In addition, some areas of the Refuge that were farmed prior to Refuge establishment are being restored back to grasslands. The restoration process begins by farming these areas again for several years. Farming helps eliminate noxious weeds, reconditions the soil, and provides temporary food for wildlife. Eventually, grasses are re-established on the land.

Permits

The U.S. Fish and Wildlife Service issues permits under various wildlife law and treaties. Permits enable the public to engage in legitimate wildlife-related activities that would otherwise be prohibited by law. Service permit programs ensure that such activities are carried out in a manner that safeguards wildlife.  Additionally, some permits promote conservation efforts by authorizing scientific research, generating data, or allowing wildlife management and rehabilitation activities. 

Law Enforcement

U.S. Fish and Wildlife Service law enforcement officers have a wide variety of duties and responsibilities. Officers help visitors understand and obey wildlife protection laws. They work closely with state and local government offices to enforce federal, state, and refuge hunting regulations that protect migratory birds and other game species from illegal take and preserve legitimate hunting opportunities. Some other duties include patrolling closed areas or Wilderness areas, maintaining relationships with neighboring landowners, maintaining refuge boundaries, and participating in public events related to refuge issues.
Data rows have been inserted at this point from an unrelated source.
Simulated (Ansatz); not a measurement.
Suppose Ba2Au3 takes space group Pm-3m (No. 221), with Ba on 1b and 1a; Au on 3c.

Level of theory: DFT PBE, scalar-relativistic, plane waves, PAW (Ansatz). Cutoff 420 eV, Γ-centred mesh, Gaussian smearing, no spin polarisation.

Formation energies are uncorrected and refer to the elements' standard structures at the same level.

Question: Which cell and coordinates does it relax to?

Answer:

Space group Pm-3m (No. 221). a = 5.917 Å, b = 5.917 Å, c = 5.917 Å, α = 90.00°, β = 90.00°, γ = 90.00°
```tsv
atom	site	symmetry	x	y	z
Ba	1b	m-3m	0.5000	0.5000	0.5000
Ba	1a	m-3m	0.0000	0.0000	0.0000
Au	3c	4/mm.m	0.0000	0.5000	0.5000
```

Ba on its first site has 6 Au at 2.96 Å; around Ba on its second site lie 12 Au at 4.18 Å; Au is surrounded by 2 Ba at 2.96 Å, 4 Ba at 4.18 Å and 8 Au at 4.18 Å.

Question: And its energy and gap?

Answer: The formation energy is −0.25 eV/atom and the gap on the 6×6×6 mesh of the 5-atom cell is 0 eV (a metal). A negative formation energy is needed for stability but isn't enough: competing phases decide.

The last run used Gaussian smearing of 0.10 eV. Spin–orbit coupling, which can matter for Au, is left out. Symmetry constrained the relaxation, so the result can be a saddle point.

If you witness or suspect a wildlife violation, please report it to the:

North Dakota RAP Hotline: 1-800-472-2121 or J. Clark Salyer NWR: 1-701-768-2548

Laws and Regulations

General Information

The Refuge is open to hunting in accordance with State and Refuge-specific regulations. Species open to hunting include deer, fox, grouse, moose, partridge, pheasant, turkey, and waterfowl (coot, duck, goose, and merganser). To provide an enjoyable hunting experience and ensure the safety of all visitors, please familiarize yourself with the following information and regulations.

The Refuge is open daily from 5:00 am to 10:00 pm.

Headquarters, including the Refuge office and visitor center, is located 2 miles north of Upham, North Dakota, on State Highway 14. The office and visitor center is open from 8:00 am to 4:30 pm, Monday through Friday, except Federal holidays.

Vehicle and bicycle travel is restricted to public roads.

When parked, vehicles should not block gates.

Access to Refuge land is walk-in only.

The use of ATVs, UTVs, ORVs, OHVs, snowmobiles, amphibious vehicles, and other off-road vehicles is not allowed.